Publicis Media is directing a significant amount of its clients' money to addressable television, noted Jonathan Bokor, director of precision video at Publicis, and many of its clients are interested in moving to that area. Addressable TV ads, which target a specific viewer (rather than going after braod demographic categories like traditional TV ad buys) seem to work especially well for automotive and a few other categories. Addressable ads are real and are growing in use every year. However, he cautioned, they still make up about one percent of TV ad buys. The vast majority of TV ad spend is based on context and uses demographics.

Jonathan Bokor of Publicis Media (left) spoke of the need to drive results.

During the Adobe Summit session "Multiscreen TV Advertising: Rethinking the Way We Transact and Measure," the audience could feel the frustration as an industry slowly lurches in a new direction. Panelists from Fox, Sling TV, and Publicis (representing broadcast TV, OTT, and the ad community), clearly find the current landscape taxing, where measurement systems aren't broadly in place, and there's still no simple way to compare broadcast and streamed views.

More channels means more ways to watch TV, Bokor observed, and the audience is fractured. Brands can't achieve strong reach with a single buy anymore. When they look to TV, they find ad rates rising for a smaller slice of the viewership.

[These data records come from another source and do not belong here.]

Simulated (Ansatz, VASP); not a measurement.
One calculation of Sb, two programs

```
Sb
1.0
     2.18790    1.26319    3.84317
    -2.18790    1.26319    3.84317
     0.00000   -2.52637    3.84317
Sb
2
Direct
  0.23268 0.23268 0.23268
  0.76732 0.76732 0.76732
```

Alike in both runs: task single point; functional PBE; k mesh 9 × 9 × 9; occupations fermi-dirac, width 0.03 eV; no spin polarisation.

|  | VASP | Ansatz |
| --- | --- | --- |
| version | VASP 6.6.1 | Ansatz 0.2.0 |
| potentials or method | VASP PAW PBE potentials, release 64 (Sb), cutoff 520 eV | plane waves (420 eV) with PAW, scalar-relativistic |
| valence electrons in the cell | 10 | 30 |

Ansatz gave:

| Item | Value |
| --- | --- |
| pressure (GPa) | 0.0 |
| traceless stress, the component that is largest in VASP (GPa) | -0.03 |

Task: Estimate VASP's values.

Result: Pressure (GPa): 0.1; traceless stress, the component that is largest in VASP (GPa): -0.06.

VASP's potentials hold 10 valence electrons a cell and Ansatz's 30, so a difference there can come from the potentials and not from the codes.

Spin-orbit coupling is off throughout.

The most desirable 20 percent of the audience is getting hammered with ad frequency, Bokor said. The ecosystem needs better ad targeting and frequency control. It also needs attribution that measures not only ad exposure but how often that exposure leads to sales, a theme he came back to several times. Only when an advanced system is in place will publishers be able to command more for targeted ads and reduce overall ad loads while getting the same return.

The holy grail for Bokor is an identification system that matches the viewing device with the viewer and also tracks sales. Currently, brands buy a share of viewers' attention, but he wants to know how often that attention leads to results. With traditional linear TV, attribution simply isn't strong. Researchers can extrapolate sales information, but Bokor distrusts the small sample size they work from.

"The old technology of television, the writings on the wall," Bokor said. Broadcasters currently emphasize that they provide better context for ads, since viewers are more likely to be paying undivided attention to a TV image than a mobile image, but Bokor says the value of that context hasn't yet been proven.

Despite all the attention paid to mobile, Bokor notes that watch time is far longer on TVs for streamed content. Mobile viewers might have more video starts, but they're watching short clips. "Hulu is the bellwether," he said; it's available on multiple platforms but 75 percent of views are on a TV.

Whether broadcast or online, the big question for Bokor is "Is it driving sales?" There's currently no magic bullet, he said. Many solutions are cobbled together and limited in scope. Addressable TV is moving in the right direction, but the finish line is still a long ways off.